Can an interest only mortgage ease your finances?

Dec 17th, 2008 | By admin | Category: Featured Articles

A recent article has suggested that struggling homeowners who are finding it difficult to make ends meet each month could benefit from opting for an interest only mortgage in order to reduce monthly repayments. It also suggests that those getting onto the property ladder for the first time could keep their monthly costs down to start with by opting for this type of mortgage over a repayment mortgage. However, consumers looking at interest only mortgages or any other types of mortgages for that matter need to ensure that they have all the facts before making any decision.

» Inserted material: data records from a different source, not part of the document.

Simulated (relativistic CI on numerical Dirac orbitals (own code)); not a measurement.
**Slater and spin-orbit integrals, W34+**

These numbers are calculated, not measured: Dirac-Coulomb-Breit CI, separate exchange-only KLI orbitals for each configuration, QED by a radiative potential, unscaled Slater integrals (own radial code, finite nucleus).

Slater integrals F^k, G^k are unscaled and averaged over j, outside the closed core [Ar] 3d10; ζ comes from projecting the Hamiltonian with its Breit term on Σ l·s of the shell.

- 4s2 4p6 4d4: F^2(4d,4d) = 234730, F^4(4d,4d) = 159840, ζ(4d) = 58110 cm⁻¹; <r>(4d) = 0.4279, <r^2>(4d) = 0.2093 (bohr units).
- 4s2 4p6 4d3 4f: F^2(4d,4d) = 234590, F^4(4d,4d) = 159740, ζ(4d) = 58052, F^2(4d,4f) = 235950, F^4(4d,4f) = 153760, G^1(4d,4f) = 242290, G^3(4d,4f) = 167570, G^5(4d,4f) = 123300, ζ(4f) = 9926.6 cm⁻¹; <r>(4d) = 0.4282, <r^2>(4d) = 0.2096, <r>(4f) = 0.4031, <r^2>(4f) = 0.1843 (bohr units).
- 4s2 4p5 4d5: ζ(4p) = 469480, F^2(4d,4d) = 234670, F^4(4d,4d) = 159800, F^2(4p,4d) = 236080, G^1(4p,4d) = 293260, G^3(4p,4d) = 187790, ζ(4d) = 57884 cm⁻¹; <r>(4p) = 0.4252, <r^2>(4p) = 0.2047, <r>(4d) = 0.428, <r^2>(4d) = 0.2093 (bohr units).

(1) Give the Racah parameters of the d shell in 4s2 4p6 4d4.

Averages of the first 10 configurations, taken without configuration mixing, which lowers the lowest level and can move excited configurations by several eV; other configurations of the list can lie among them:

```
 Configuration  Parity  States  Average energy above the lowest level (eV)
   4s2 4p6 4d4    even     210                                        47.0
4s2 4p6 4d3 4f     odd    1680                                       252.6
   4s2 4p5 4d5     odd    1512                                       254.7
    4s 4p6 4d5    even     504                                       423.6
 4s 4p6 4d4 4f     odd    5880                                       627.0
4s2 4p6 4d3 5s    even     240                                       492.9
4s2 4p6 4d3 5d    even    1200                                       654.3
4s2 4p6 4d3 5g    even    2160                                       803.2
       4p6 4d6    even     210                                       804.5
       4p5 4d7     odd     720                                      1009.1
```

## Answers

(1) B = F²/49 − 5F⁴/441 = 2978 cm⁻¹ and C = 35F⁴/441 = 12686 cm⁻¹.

With a repayment mortgage the borrower makes a monthly repayment each months, and this repayment is divided between the actual loan and the interest on the loan. Over the term of the mortgage the balance continues to go down, and by the end of the mortgage term the loan and all interest has been paid off. However, with an interest only mortgage the monthly repayment is allocated to the interest on the loan only, and therefore the actual loan amount is still outstanding at the end of the mortgage term.

Whilst the repayments on an interest only mortgage can be considerably lower than with a repayment mortgage it is also important to consider other factors. Firstly, you need to ensure that at the end of the mortgage term you can afford to repay the actual loan balance, and the only way to do this is to set up some sort of sideline investment or savings and hope that it grows adequately to enable you to repay the actual loan balance at the end of the term. Therefore, although your monthly mortgage payment will be lower on an interest only mortgage than on a repayment mortgage you will also need to put money into the savings scheme or sideline investment that you arrange to raise the cash to pay the actual loan amount at the end of the mortgage term.

There are also a number of risks to consider. First of all, with house prices falling the level of equity in homes is falling. Recent reports suggest that many people with interest only mortgages have been relying on using the equity in their homes to repay the loan balance at the end of the term, but this is a risky game plan given that house prices are currently tumbling. One official said: “A previously booming property market led many people to bank on being able sell their home, use the proceeds to pay off the mortgage, and still have enough left to buy another home. However, this strategy may have been overturned by current and predicted future falls in property prices.”

Another thing to consider is that interest only mortgages are considered to be high risk, and in the current difficult financial climate many lenders may not entertain the idea of handing out these mortgages, so those looking to switch to or take out an interest only mortgage may actually find it very difficult to find a lender that will offer one at an affordable rate of interest.